Someone's done Batman right. Two someone's in fact: Director Christopher Nolan and star Christian Bale. This is how Batman is supposed to be, how those of us who fell in love with the concept of a certain "Dark Knight" have always known Batman could be. I'll warn those of you reading this now: If you are (or were) a fan of the TV Batman, or even the semi-campy Burton-era Batmans (be they Keaton, Kilmer, or Clooney), this is not even remotely the same. This is a film about passion, about fear, about regret, about vengeance, and the quest for self.
This film chronicles how Batman became Batman. A true origin story. But it's not just about how his past made him who he is, but about how the past can sneak up and haunt you when you least expect it, how compassion can be made to seem like weakness, and how footing is everything. We see Bruce Wayne, both as a child and as a young adult. We see how the bat became a symbol to him, and how that symbol changes him as well as its meaning to him. We see his relationship with Alfred, with Jim Gordon, and with a couple new characters as well. We also see him in his first real fight to save the people of Gotham, a city that has never looked more beautiful, and at the same time, more sinister and unforgiving. This film is about a journey, and we as audience members get to take it with him.
Christian Bale, whom I profess never having been cognizant of before, may just be the perfect Batman/Bruce Wayne, or near enough to satisfy most critics of the films/comics. He has the darkness inside him this role, although I don't know if that's an actor or a person finding a part that echoes his personality. Either way, it is a compelling performance. Where Bale falls flat is in the requisite "ironic/humorous" quips that Batman is supposed to make. Given the timbre of Bale's performance, those throwaway lines seem out of place, and are immersion enders during the film, but you can soon dive back in.

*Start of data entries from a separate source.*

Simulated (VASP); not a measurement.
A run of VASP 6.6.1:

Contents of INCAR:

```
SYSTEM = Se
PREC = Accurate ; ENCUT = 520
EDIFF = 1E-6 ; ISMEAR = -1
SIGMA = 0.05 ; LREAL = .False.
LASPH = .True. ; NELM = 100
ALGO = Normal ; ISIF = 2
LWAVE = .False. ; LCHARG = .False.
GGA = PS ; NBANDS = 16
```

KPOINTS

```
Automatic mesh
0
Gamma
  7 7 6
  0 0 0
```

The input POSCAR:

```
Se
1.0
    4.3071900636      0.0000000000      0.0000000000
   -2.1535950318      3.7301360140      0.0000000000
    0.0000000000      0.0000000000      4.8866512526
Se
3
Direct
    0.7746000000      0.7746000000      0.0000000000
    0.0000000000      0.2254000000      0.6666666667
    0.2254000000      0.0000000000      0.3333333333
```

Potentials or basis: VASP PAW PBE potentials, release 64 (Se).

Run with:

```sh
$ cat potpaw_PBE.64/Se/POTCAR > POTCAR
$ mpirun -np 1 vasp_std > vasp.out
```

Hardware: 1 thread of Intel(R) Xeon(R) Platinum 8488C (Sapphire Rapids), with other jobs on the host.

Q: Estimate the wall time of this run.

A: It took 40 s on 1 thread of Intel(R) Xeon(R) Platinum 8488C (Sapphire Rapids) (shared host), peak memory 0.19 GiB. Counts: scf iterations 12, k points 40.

Sir Michael Caine is wonderful as Alfred, the faithful butler, first to Wayne Sr., then to Wayne Jr. throughout the film. His humor, unlike Bales, is welcome, fitting, and enjoyable. Then there is the surprise of the movie... Gary Oldman as Jim Gordon. I kept myself away from as much publicity regarding this film as I could, so his appearance in this role was a surprise, although I wasn't certain if it would be pleasant at first. Having seen Oldman in so many different roles, I was afraid he would just blend into the background of the film in what is normally a rather bland role. But compared to the over-acted Neil Hamilton in the TV series, and the blustering, over-important Pat Hingle in the Burton-era films, Oldman portrays Gordon as the last of the truly good cops, just a sergeant in the film, trying not to get swept in to the corruption that is drowning Gotham. His reticence to accept this masked "hero" as trustworthy lets the audience wonder along with him, for we are unsure what the difference between a masked vigilante and Batman is, at least until the end of the film.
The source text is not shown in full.